Juarez, his staff and his players are preparing in this way in order to stay as engaged as possible. The MLS was only two games deep when the season was brought to a sudden halt. Now, that fitness, sharpness, chemistry and hunger the team spent preseason building is in jeopardy of declining.

There are couple of things to consider, however, when it comes to RSL and the rest of the league putting all this extra time everyone suddenly has into deep analysis. For one, it might be all for naught.

Each MLS team has played only two games. That might not be a big enough sample size for a deep dive on the types of teams that hit their strides in the middle or even late portions of a season. In the past few years, RSL has been a second-half team.

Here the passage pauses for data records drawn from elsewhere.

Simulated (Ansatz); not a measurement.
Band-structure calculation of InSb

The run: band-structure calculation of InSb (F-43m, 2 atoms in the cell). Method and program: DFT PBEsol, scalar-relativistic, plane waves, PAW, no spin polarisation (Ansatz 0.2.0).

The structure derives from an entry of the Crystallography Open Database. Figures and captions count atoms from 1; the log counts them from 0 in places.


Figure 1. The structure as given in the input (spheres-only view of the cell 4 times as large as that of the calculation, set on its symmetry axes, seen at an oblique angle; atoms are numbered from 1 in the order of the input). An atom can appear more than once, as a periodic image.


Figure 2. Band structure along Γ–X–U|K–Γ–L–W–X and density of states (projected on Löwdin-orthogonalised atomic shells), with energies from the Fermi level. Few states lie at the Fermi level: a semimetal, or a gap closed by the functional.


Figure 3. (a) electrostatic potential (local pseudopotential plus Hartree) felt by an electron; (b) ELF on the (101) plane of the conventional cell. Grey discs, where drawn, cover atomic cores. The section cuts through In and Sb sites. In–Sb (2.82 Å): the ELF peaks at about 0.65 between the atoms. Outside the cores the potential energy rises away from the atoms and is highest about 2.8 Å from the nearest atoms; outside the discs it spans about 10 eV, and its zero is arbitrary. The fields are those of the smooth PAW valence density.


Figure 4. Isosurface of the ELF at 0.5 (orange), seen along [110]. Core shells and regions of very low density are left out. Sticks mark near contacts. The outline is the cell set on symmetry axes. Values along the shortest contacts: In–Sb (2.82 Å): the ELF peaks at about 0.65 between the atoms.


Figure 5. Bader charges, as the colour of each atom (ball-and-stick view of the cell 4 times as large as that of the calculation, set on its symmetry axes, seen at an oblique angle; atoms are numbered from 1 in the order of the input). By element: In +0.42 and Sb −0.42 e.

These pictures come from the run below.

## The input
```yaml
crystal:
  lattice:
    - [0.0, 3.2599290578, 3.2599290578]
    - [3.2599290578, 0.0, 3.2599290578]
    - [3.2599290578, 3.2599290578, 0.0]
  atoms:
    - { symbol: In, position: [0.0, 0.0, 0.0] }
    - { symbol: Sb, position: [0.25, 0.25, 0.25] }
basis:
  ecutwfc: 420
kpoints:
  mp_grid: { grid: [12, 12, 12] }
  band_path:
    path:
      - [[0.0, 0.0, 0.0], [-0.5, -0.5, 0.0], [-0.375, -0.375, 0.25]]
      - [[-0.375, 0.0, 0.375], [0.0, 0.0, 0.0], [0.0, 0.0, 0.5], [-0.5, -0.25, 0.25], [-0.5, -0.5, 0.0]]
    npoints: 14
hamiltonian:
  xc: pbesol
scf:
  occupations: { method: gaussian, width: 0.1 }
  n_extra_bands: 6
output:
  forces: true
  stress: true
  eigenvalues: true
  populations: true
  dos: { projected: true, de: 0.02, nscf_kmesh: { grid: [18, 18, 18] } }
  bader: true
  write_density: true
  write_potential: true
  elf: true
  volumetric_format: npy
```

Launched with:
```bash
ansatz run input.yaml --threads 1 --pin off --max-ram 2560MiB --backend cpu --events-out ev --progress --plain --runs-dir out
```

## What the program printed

But Juarez thinks there are enough base tendencies out there from which RSL can learn from and apply to game plans in the future. He brought up Sporting Kansas City as an example of a team that has had a clear identity for years.

“All this homework that we’re doing right now, in the middle of the season could potentially not even help us,” Juarez said. “But I think there’s always a base of every team that you can figure out. Now it’s just the tangibles as the season goes on, what little tweaks that they did that you have to make sure you’re ready for.”

The other consideration is there are several teams in the league — RSL included — that came into the 2020 season with significant changes. Juarez is a new coach, there are several new players on the roster, and the front office experienced an overhaul.

Other teams in the league are in positions where their rosters and coaching staffs are much more stable. Because of that, those teams might not be as far behind as teams like RSL, Juarez said.

“New teams that came in with new coaches possibly complicate this because you’re still trying to establish a rhythm and educate the players,” Juarez said. “The teams that already have a style of play established, they can go almost just go as if nothing happened.”

Juarez does think the extra studying teams are doing will lead to more tactical plans once play resumes, making the on-field product look a little differently than in the past. But at the same time, if the league attempts to finish the full schedule by playing multiple three-games-in-seven-days sets, only the most basic of those concepts might be discussed, Juarez said.

“I think coaches are going to be very educated and very prepared,” Juarez said. “The difference there is who can apply it and not and what teams can carry it out.”